England narrowly avoided the follow-on before being bowled out for 301 in the fourth Ashes Test, conceding a deficit of 196 as Australia pushed to secure the urn at Old Trafford.
Resuming on 200 for five, England were dismissed 40 minutes into the afternoon session moments after guaranteeing the tourists would bat again.
Mitchelll Starc did the job for Australia in the morning session, clean bowling Jonny Bairstow for 17 and then taking an outside edge that ensured no further miracles from the bat of Ben Stokes (26).
Jos Buttler made sure England got past their first target of 298, making his highest score of the series before he was last man out.

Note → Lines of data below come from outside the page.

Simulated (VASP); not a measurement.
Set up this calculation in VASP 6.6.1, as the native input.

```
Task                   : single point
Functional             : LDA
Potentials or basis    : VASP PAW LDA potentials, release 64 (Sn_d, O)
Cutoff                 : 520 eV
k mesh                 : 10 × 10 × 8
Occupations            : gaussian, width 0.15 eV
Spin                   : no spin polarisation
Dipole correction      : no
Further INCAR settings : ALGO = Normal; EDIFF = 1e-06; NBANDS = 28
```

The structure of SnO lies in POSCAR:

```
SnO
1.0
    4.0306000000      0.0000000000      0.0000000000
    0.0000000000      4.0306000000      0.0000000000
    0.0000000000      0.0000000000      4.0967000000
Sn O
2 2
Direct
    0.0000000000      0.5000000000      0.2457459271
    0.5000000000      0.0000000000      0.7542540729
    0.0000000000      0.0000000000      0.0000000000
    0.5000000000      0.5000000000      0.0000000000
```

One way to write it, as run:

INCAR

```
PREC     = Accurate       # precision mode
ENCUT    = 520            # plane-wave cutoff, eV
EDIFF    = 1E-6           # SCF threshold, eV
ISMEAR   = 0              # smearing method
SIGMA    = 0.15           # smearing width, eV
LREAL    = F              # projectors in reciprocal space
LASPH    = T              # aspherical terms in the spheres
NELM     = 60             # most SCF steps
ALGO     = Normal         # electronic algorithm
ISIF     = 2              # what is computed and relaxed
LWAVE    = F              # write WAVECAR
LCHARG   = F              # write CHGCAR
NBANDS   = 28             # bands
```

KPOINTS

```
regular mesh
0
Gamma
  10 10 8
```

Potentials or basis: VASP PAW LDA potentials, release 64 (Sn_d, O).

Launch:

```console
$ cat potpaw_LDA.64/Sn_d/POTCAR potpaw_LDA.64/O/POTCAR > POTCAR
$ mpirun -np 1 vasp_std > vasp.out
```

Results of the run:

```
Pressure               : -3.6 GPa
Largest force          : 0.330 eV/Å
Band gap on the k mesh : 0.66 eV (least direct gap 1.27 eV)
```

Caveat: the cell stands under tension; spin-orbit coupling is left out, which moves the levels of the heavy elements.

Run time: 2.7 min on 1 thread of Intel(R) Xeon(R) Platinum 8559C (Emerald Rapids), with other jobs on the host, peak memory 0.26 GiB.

Stokes started promisingly, a couple of well-judged leaves off Pat Cummins followed by an authoritative pull for four.
He and Bairstow took 12 off the last six overs of the old ball, after which the real battle commenced.
Starc, largely disappointing on Friday, immediately found the fresh Dukes to his liking and got it swinging right away.
He was able to sow some doubt in Stokes' mind when an inside edge cannoned past leg stump for four and followed up with a full ball that was pushed back at catching height. Starc got his hands to it but could not hang on in his follow through, reprieving England's talisman on 19.
The left-armer was hitting a groove now and soon got his rewards. After sliding a couple across Bairstow he summoned a full inswinger, tailing into the healthy gap between bat and pad to knock over middle and leg.
Bairstow has enjoyed an unhappy series with the bat following an excellent World Cup, an experience his replacement at the crease, Buttler, can readily indentify with.
He got off the mark with a boundary but it was a sign of weakness as much as one of intent, an uppish drive briefly interesting Matthew Wade at short cover.
Australia probably would have been happy to leave Stokes to his business and continue robbing him of partners, but instead Starc landed the big prize.
Stokes had been trying to get the resistance going, top-edging a hook for four off Josh Hazlewood and using his thigh pad to flick the ball to the ropes at fine leg, but it was not to be.
One tentative push at Starc was all it took, a healthy snick carrying to Steve Smith at second slip. Stokes was angry with himself, his latest attempt at digging England out a sizeable hole having faltered.
Jofra Archer was next to go, almost running himself out first ball then caught behind for one wafting wildly at Cummins. England were still 42 runs away from the follow-on mark but Buttler began eating into that, helping himself to three boundaries in six deliveries with Cummins contributing a set of five wides.
England took lunch on 278 for eight, stretching that by five runs before Starc cleaned up Stuart Broad for his third success. Jack Leach would have been lbw seven runs short of the follow-on mark but Australia had frittered their reviews, leaving Cummins to wrap things up with a fast yorker that burrowed through Buttler's drive.